Planning for stability is easy when things are stable, but entering the unknown comes with a handful of new and unexpected challenges. The first step to being resilient is to account for a variety of different circumstances beyond traditional risk factor calculations, how they might impact business and how you could best recover from each scenario: What can we do if we risk losing ‘x’ amount of money in this timeframe? Could we maximize other opportunities if business as usual had to temporarily stop? Having this multi-timescale perspective available to everyone in the company creates a level of certainty that allows workers to better adapt, especially compared to businesses that have strict or unconsidered procedures for change.

Trust Your Employees

Managing diversity also expands beyond hypotheticals. Each employee offers their own unique capabilities, so having a flexible work environment will allow those skills to thrive and lead to quicker recovery times. Trusting employees to create the workflow that works best for them offers a fresh perspective on ways to restructure your business based on the needs of any unpredictable scenario. Plus, allowing variance and inviting collaboration makes for an ongoing trial and error process to find out what will work and what won’t.
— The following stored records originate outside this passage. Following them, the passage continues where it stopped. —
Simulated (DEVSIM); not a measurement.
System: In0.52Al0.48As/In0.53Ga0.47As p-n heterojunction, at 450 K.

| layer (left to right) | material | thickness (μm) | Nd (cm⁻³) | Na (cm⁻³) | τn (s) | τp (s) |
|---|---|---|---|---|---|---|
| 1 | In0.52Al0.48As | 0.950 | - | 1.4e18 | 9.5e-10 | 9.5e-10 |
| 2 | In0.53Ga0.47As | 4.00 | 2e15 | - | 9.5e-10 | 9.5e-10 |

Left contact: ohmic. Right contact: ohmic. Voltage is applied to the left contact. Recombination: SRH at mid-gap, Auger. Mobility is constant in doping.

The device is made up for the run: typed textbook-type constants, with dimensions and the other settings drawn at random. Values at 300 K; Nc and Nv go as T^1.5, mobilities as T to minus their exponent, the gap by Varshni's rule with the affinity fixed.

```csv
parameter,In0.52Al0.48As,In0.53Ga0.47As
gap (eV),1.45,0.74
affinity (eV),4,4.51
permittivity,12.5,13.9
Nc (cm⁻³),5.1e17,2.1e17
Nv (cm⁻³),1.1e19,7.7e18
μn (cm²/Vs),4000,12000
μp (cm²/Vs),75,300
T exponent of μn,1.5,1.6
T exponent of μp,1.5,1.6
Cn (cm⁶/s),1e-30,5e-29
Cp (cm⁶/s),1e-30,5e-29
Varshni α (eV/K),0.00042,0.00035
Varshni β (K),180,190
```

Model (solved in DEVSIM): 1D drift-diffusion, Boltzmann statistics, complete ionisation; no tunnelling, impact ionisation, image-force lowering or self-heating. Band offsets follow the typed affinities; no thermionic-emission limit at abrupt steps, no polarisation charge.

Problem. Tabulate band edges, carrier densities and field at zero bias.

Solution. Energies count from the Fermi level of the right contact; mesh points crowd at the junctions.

Know the Benefits — And Learn From Them

It’s important to remember that the benefits of resilience are not necessarily immediate, rather, they progressively increase a company’s opportunity for success throughout multiple encounters with uncertainty. These include being able to better recognize threats and knowing how to plan for them, resisting the original shock of dilemmas by having a readily available plan, experiencing quicker recovery times, and developing the ability to better manage future crises.

Keep Your Guard Up

Perhaps the most vital part of planning for resilience is to make sure that developing a plan isn’t a one-and-done situation. Constantly measuring and reconsidering the adaptability of your business and analyzing new or reanalyzing old procedures will allow your plans to evolve with the economy and your employees. Resilience isn’t a “one size fits all” action for every business, so recognizing how to utilize your strengths and account for any weaknesses in the face of uncertainty will help maximize opportunities to not only recover, but come out stronger on the other side.